The controller shall inform the data subject about the extent of the data processing (Art. 13 GDPR). But what measures are required to “provide“ this information to the data subject according to Art. 12 GDPR? Is it necessary to send a written statement to the data subject or is it sufficient to publish the information on the website? The European Court of Justice (ECJ) held a judgement regarding this aspect in 2017. The ECJ stated that the organisation, which is responsible to provide the information, “…must actively communicate that information.“1 This decision has a significant impact on cost and efforts of the GDPR-implementation projects.
In general the legal interpretation starts with the interpretation of the wording of the respective legal source – in our case the GDPR. But the term to “provide“ information is not defined in Art. 4 GDPR. An addtitional approach to get more clarity of the wording is to refer to the different language versions of the GDPR. The French version of Art. 12 GDPR uses the verb “fournier“ and the German version uses the wording “übermitteln“. In contrast to the English and French version the German term “übermitteln“ is defined as “transmission“ according to Art. 4 (2) GDPR, which is a sub-activity to data processing. In that context transmission means a transfer of personal data to a third party. All versions – the English “provide“, the French “fournier“ and the German “übermitteln“ – have in common that the sense of the wording requires an active behavior of the controller to transfer the information into the sphere of the data subject.

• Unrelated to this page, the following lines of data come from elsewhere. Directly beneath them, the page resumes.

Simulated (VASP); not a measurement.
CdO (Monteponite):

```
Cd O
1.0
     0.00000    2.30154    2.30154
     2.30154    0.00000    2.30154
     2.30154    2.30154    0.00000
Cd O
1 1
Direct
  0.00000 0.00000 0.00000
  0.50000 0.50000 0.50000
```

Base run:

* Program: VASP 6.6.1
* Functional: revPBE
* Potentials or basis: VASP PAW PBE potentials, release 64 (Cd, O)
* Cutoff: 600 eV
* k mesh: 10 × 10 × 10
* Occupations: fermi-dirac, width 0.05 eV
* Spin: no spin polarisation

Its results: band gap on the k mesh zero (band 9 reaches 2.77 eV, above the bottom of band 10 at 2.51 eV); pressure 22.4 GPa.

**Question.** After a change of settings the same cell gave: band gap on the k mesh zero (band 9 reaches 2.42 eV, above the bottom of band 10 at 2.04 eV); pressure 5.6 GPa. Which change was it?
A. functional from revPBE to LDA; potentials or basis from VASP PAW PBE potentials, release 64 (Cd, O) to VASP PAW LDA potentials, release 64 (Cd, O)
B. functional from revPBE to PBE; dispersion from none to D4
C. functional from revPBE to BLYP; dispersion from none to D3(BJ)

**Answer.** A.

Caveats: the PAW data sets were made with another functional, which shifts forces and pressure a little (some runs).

Recently the Art. 29 Working Party has published its Working Paper (WP 260) about transparency. The latest Working Papers are de facto a binding interpretation of the GDPR because at 25th of May the Working Party will be transformed into the European Data Protection Board. Since that date the European Data Protection Board has the competence to provide a binding interpretation of the GDPR according to Art. 70 (1) GDPR. In WP 260 the Working Party does not explicitly raise the issue how to interpret the term “provide“ information. While giving an example of the information requirements of the GDPR the Working Party is satisfied with a publishment of the information on the website of the controller.2
But the last and binding interpretation, which may overrule the interpretation of the European Data Protection Board, lies with the ECJ. And the ECJ gave his opinion about the term provision of information in a judgment of the payment services directive 2008/64/EC in 2017.3 The payment services directive regulates the way a contract between a payment service provider – e.g. a credit cart company – and a consumer shall be closed. One requirement is the provision of the relevant information by the service provider to the consumer. The information requirements of directive 2008/64/EC are stricter than the requirements of the GDPR. Art. 41 of directive 2008/64/EC states that a payment servicer provider shall provide the payment service user whith the relevant information on paper or another durable medium.4 In contrast to the directive the GDPR does not require the information to be given in a specific form like on paper or another durable medium. But providing the information to the consumer is required by both – the paymant services directive and the GDPR.
The ECJ held that
“…it is the provider who must actively communicate that information.“5
That means that a publishment of the relevant information only on the website of an enterprise is not sufficient to provide the information. On the other hand the ECJ states that it is not necessary to send the whole informtation the customer.
“If the payment service user is obliged to consult that website in order to become aware of that information, the transmission of that information must be accompanied by active behaviour on the part of the provider aimed at drowing the user´s attention to the existence and availability of that information on that website.“6
It follows that the data controller is obliged to inform the data subject in an active way that the information is available on the website. This active behaviour may be fulfilled by sending an e-mail to the customer.7 But it is not necessary to send the complete information to the data subject.
The decision of the EJC clarifies the requirements on how to provide the information according to Art. 12 GDPR. Allthough the case originally concerns the payment services directive it covers the way the information shall be provided to the data subject according to the GDPR at the same time.
1ECJ C-375/15, BAWAG PSK Bank vs Verein für Konsumenteninformation, 25.01.2017, paragraph 48
2Art. 29 Working Party, Guidelines on transparency under Regulation 2016/679, WP260, first example page 8
3ECJ C-375/15, BAWAG PSK Bank vs Verein für Konsumenteninformation, 25.01.2017
4This requirement is directed to the member states because the payment service directive is addressed – like all directives – to the member states which are bound to implement the directive in national law.
5ECJ C-375/15, BAWAG PSK Bank vs Verein für Konsumenteninformation, 25.01.2017, paragraph 48
6ECJ C-375/15, BAWAG PSK Bank vs Verein für Konsumenteninformation, 25.01.2017, paragraph 53
7But note that a consent may be necessary to use the e-mail of the customer to be in line wiht the e-priviacy directive.